Director Guillermo del Toro insists that his latest film is a gothic romance, as opposed to a gothic horror, which perhaps explains why the sumptuously-designed ghost story Crimson Peak is lacking in out-and-out scares: there’s a smattering of things going bump in the night, some slightly-chilling wispy CGI spectres and a couple of sudden shocks, but despicable acts of brutality contained herein are the product of our own human propensity for evil, rather than being malpractice carried out by the spirit world. In that respect it shares certain themes with earlier del Toro films like The Devil’s Backbone and Pan’s Labyrinth, though fans of those expecting similar quaility here may well be disappointed; in tackling the horrors of Franco’s Spain both of those earlier works have stronger connections with reality, and both are far darker than Crimson Peak.
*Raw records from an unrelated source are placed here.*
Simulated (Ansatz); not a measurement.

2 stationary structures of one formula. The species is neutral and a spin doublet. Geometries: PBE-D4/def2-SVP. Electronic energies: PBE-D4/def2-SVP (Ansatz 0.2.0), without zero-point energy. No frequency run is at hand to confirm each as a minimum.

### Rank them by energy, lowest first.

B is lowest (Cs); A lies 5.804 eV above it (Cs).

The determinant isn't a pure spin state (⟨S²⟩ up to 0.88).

This particular story draws heavily from the works of Edgar Allen Poe and Mary Shelley, the latter awkwardly namechecked in the script, and could also serve as a kind of updated take on the TV films that made up the Hammer House Of Horror anthology: houses are big, and cold, and draughty; evil is clearly telegraphed by shifty eyes or sideways glances; door handles rattle; floorboards creak underfoot; thunder and lightning appear right on cue throughout; and you’re constantly thinking ‘oh for goodness sake just leave‘ or ‘only an idiot would look behind there’ as Mia Wasikowska’s aspiring American horror novelist Edith Cushing (ha!) stumbles around in her frilly dress. The haunted house where much of the action of Crimson Peak takes place is a particularly foreboding but weirdly beautiful place. It’s crumbling to bits, and there’s a big hole in the roof, through which raindrops and snow constantly fall into the grand entrance hall. There’s an old rickety lift connecting the floors, dozens of rooms including an attic where Gepetto wouldn’t feel out of place, a roaring fire that seems to have a mind of its own and hundreds of butterflies hanging around the walls. Characters are told not to go here, or not to go there, and certain rooms and other objects are locked, indicating the presence of dark secrets behind the doors. Rather disconcertingly the house is also built on land that is rich in crimson-coloured clay, some of which seeps up through the creaky floorboards and stains the snowy exterior, hinting at gruesome acts that have taken place in the past.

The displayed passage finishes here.